Offline Training¶
Offline reinforcement learning learns exclusively from static datasets of previously collected interactions, making it feasible to extract policies from large and diverse training datasets. Effective offline RL algorithms have a much wider range of applications than online RL, being particularly appealing for real-world applications, such as education, healthcare, and robotics. (A Survey on Offline Reinforcement Learning: Taxonomy, Review, and Open Problems)
AgileRL’s offline RL training framework enables you to leverage evolutionary HPO for faster training on your own datasets, without the need for a simulator.

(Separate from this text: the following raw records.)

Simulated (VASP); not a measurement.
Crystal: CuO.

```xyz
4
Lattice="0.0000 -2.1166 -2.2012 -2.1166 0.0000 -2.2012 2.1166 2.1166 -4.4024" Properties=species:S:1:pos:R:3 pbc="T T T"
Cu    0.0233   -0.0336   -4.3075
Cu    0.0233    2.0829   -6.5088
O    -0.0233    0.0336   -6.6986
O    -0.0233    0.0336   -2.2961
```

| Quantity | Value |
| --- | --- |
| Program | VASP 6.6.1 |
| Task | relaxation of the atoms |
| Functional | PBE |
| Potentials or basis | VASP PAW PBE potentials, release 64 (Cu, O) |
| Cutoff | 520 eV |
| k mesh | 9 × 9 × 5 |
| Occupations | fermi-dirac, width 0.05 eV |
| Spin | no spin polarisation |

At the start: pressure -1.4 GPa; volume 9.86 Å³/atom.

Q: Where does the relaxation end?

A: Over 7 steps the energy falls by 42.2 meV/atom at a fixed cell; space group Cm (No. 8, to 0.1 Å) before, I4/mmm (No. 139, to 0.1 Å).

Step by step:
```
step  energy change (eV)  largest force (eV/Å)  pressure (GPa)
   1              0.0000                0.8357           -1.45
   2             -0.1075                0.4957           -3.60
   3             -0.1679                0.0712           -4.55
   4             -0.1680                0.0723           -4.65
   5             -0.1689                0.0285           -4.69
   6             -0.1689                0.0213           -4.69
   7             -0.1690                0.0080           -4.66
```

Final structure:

Population Creation and Environment Setup¶
To perform evolutionary HPO, we require a population of agents. Individuals in this population will share experiences but learn individually, allowing us to determine the efficacy of certain hyperparameters. Individual agents which learn best are more likely to survive until the next generation, and so their hyperparameters are more likely to remain present in the population. The sequence of evolution (tournament selection followed by mutation) is detailed further below.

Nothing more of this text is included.